Monday, December 8, 2014

Selecting one row



If the table is small do I really need an index to select just one row?

Yes you do.  Here is a simple test you can use yourself to prove this to anyone one who asks.

If I have a small table with say 100 rows that all fit in a single block, it seems reasonable that a full table scan to find the one row is just fine.  After all it’s just one block so what does it matter?  Here is a simple table and some code to fill it with just 100 rows, and they all fit in one 8K block.

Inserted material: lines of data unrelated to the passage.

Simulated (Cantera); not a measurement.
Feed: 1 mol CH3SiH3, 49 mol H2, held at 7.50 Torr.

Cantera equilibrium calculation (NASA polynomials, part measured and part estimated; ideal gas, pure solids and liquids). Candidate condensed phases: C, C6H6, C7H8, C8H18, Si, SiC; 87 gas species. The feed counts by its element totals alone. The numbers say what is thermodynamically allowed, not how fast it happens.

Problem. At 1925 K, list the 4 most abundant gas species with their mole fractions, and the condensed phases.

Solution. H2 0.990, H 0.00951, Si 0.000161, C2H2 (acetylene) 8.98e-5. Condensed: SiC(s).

CREATE TABLE ONEHUNDREDROWS (ID NUMBER, FILLER VARCHAR2(2))
/

BEGIN
  FOR X IN 1..100 LOOP
      INSERT INTO ONEHUNDREDROWS VALUES (X,'AA');
  END LOOP;
END;
/
Once the table is created you can run this to see that all the rows are in one block, this returns the distinct block numbers in all the ROWIDs for the table:
SQL> SELECT distinct dbms_rowid.rowid_block_number(ROWID, 'BIGFILE') BLOCK from onehundredrows;

          BLOCK
---------------
       26209107
Now here is a block of code to select one row from this table, 5000 times.  The block will time how much elapsed and CPU time are consumed when doing this.   The select used after running the block will show use the resources used.  Of particular interest to us is the BUFFERs column, this shows how many LIOs were done.  Make sure STATISTICS_LEVEL is set to all. 
ALTER SESSION SET STATISTICS_LEVEL=ALL
/

create or replace procedure one_row_test is
   l_start_time pls_integer;
   l_start_cpu  pls_integer;
   y varchar2(2);
begin
   l_start_time := DBMS_UTILITY.GET_TIME;
   l_start_cpu  := DBMS_UTILITY.GET_CPU_TIME;
   for i in 1 .. 5000 loop
      select filler into y from onehundredrows where id = 42;
   end loop;
   DBMS_OUTPUT.put_line ('******* Select one row 5000 times *******');
   DBMS_OUTPUT.put_line ('Times in hundredths of a second');
   DBMS_OUTPUT.put_line ('**** TIME   - '||to_char(DBMS_UTILITY.get_time - l_start_time));
   DBMS_OUTPUT.put_line ('**** CPU    - '||to_char(DBMS_UTILITY.GET_CPU_TIME - l_start_cpu));
end;
/

EXEC ONE_ROW_TEST

SELECT PLAN_TABLE_OUTPUT FROM TABLE(DBMS_XPLAN.DISPLAY_CURSOR('9mxb9qk546vu6',NULL,'ALLSTATS LAST'))
/

Here is a run doing a full table scan:

SQL> EXEC ONE_ROW_TEST
******* Select one row 5000 times *******
Times in hundredths of a second
**** TIME   - 26
**** CPU    - 25
SQL>
SQL>
SQL> SELECT PLAN_TABLE_OUTPUT FROM TABLE(DBMS_XPLAN.DISPLAY_CURSOR('9mxb9qk546vu6',NULL,'ALLSTATS LAST'))
  2  /

PLAN_TABLE_OUTPUT
---------------------------------------------------------------------------------------------------------------------------------
SQL_ID  9mxb9qk546vu6, child number 0
-------------------------------------
SELECT FILLER FROM ONEHUNDREDROWS WHERE ID = 42

Plan hash value: 35615928

----------------------------------------------------------------------------------------------
| Id  | Operation         | Name           | Starts | E-Rows | A-Rows |   A-Time   | Buffers |
----------------------------------------------------------------------------------------------
|   0 | SELECT STATEMENT  |                |      1 |        |      1 |00:00:00.01 |       7 |
|*  1 |  TABLE ACCESS FULL| ONEHUNDREDROWS |      1 |      1 |      1 |00:00:00.01 |       7 |
----------------------------------------------------------------------------------------------

Predicate Information (identified by operation id):
---------------------------------------------------

   1 - filter("ID"=42)

Note
-----
   - dynamic statistics used: dynamic sampling (level=2)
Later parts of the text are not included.